And low and behold if this isn’t as exceedingly routine a shooter as its narrative deserves. The Darkness II’s main mechanical hook is using your two demon arms in conjunction with more ordinary guns to create a sort of synergistic ultraviolence, but in application your demonic appendages are little more than glorified swords and grappling hooks. There was a lot of room for The Darkness II to create interesting encounters focused around forcing you to think creatively with the one thing that sets this apart from any other shooter, but The Darkness II is wholly and unapologetically married to its power fantasy mundanity, and so you are left with room after room of decidedly uninteresting grunts to tear your way through as if the thrill of watching your demon arms rip a man in half is enough to make combat interesting.

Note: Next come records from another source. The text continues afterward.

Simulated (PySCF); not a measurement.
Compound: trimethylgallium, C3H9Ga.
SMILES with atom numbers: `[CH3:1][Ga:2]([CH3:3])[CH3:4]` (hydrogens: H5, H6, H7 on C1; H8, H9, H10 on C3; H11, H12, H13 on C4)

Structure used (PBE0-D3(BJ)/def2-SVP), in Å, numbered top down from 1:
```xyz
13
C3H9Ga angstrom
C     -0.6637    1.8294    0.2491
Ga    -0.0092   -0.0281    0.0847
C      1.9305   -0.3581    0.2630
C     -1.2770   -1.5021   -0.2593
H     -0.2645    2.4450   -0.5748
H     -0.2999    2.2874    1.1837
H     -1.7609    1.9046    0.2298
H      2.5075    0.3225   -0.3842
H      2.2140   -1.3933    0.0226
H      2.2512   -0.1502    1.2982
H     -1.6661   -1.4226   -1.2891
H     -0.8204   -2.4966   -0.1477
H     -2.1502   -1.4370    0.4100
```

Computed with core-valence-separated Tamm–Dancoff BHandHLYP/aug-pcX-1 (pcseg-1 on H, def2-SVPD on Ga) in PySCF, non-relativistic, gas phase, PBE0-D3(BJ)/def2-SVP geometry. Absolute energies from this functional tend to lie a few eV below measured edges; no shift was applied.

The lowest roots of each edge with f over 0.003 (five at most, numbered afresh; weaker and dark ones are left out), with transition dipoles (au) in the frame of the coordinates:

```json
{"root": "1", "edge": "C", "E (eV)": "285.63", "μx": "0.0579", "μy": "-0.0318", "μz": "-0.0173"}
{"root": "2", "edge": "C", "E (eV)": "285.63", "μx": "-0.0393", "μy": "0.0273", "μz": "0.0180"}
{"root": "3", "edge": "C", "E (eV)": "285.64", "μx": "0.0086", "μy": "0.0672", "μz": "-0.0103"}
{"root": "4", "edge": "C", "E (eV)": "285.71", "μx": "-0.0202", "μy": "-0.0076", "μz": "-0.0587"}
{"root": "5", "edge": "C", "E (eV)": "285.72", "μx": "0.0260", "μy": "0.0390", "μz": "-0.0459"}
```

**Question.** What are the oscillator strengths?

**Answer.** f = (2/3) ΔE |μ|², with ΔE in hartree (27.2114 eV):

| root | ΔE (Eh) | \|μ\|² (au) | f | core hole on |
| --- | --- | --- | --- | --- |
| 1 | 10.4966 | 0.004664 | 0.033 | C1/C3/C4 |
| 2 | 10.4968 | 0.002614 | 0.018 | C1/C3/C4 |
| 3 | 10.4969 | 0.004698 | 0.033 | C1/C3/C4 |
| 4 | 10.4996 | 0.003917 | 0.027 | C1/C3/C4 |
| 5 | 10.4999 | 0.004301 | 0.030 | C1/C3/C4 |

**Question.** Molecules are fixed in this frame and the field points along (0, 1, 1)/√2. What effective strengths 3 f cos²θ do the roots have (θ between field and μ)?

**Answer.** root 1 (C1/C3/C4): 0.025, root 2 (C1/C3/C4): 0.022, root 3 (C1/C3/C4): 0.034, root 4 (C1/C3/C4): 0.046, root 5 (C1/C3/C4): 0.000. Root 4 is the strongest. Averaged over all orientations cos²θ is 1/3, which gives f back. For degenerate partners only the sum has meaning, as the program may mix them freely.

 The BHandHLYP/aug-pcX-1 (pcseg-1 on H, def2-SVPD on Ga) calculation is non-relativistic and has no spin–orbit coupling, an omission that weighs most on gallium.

The Darkness II’s demon arms reminded me a lot of Bioshock’s plasmids, but where Bioshock used its plasmids to setup interesting dynamics between you and your enemies, The Darkness II is focused on nothing but accommodating as aggressive a playing style as possible. And that’s not inherently bad, but there is nothing about how The Darkness II plays that makes that aggression satisfying. The shooting is loose, your arms are overpowered, the enemies are tedious and ordinary, and you’re constantly being funneled down the tightest of corridors. The Darkness II tries to counteract this by implementing a kill based scoring system reminiscent of Bulletstorm, but it lacks the depth and creativity that made kills in that game so entertaining, settling here for a narrow range of possibilities which mostly serve to distinguish between gun and darkness kills.

Final Word


The Darkness II’s mechanics would feel like a missed opportunity if the entirety of the framework surrounding them wasn’t so unsalvageable. The Darkness II is a game reeking of the worst sorts of narrative based sexism, marrying its violent tendencies with misogynistic conveniences, and the sort of discriminating carelessness that video games so often try to pass off as a sign of their maturity. To the contrary The Darkness II is one of the least innovative and sophisticated games I have played in a very long time, seeming to exist for the very sake of regressing videogames back to a time when nobody questioned why every female character has enormous breasts or why they are constantly getting kidnapped. the darkness II


The Darkness II was developed by Digital Extremes and is available on PC, Mac, Xbox 360, and Playstation 3.